Overall Satisfaction with IBM Connections
IBM Connections is being used largely as a wiki replacement system because of its tight integration with other IBM products. For instance, we used (and have since replaced) IBM Jazz. At the time that we implemented Jazz, we needed a centralized repository for constantly changing information, something that Wikis are good at. Connections was selected to be that Wiki-like tool, with multiple levels of permissions, tagging, and spaces. We also used it as a blogging platform. Users would post blogs to Jazz either from their personal spaces or from other relevant business spaces.
- Connections does tagging really well. It's very easy to add tags to any given page and to sort content based on those tags. This makes it easy to find related pages.

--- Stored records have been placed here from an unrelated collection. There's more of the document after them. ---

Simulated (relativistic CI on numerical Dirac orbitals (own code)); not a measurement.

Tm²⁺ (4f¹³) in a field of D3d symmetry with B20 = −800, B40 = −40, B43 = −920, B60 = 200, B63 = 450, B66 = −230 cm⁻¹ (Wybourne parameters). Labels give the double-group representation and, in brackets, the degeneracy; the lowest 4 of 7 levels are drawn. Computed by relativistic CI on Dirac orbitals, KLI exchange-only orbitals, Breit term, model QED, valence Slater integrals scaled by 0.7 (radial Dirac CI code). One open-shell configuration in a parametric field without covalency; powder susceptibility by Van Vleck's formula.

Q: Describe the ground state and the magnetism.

- Connections is capable - note that I said capable, and not "does a good job at" of embedding multiple kinds of content and making it viewable. Viewing Office documents is possible within Connections.
- Connections also does permissions really well, locking down spaces depending on certain groups of users. You can view this as a positive or a negative, depending on your use case.
- Search in connections is incredibly poor. It's commonly joked that once data goes into Connections, you never find it again, unless you have a direct link. This alone kills usability for Connections.
- Embedded content in wiki pages in connections is poorly implemented. While the content displays, you can't interact with it, or edit it reasonably, and it's really slow to load.
- The "social" features in Connections are pretty lame, and no self-respecting user spends any time trying to build their profile. It's just disappointing.
- Connections had a substanially negative ROI for our company because we eventually replaced it with far better tools.
- We're also unfortunately stuck with maintenance costs as we've not migrated all of the user generated content over to the new tools.
- Other parts of our company still use Connections, so I guess that's a good thing? They must find it usable enough to continue on with it.
Confluence is a much truer Wiki system, with easier to understand permissions, better management of content, a better plugin ecosystem, far greater enterprise adoption, and above all else, functional search! If users generate wiki pages inside of Confluence, we actually can find the data gain! This is a huge win, as it doesn't requires to pass around URLs, but rather suggest search terms that others can use to find pages. Moreover, it integrates well with the other tools in the Atlassian suite, and we have fully switches over to using the other Atlassian tools because of it.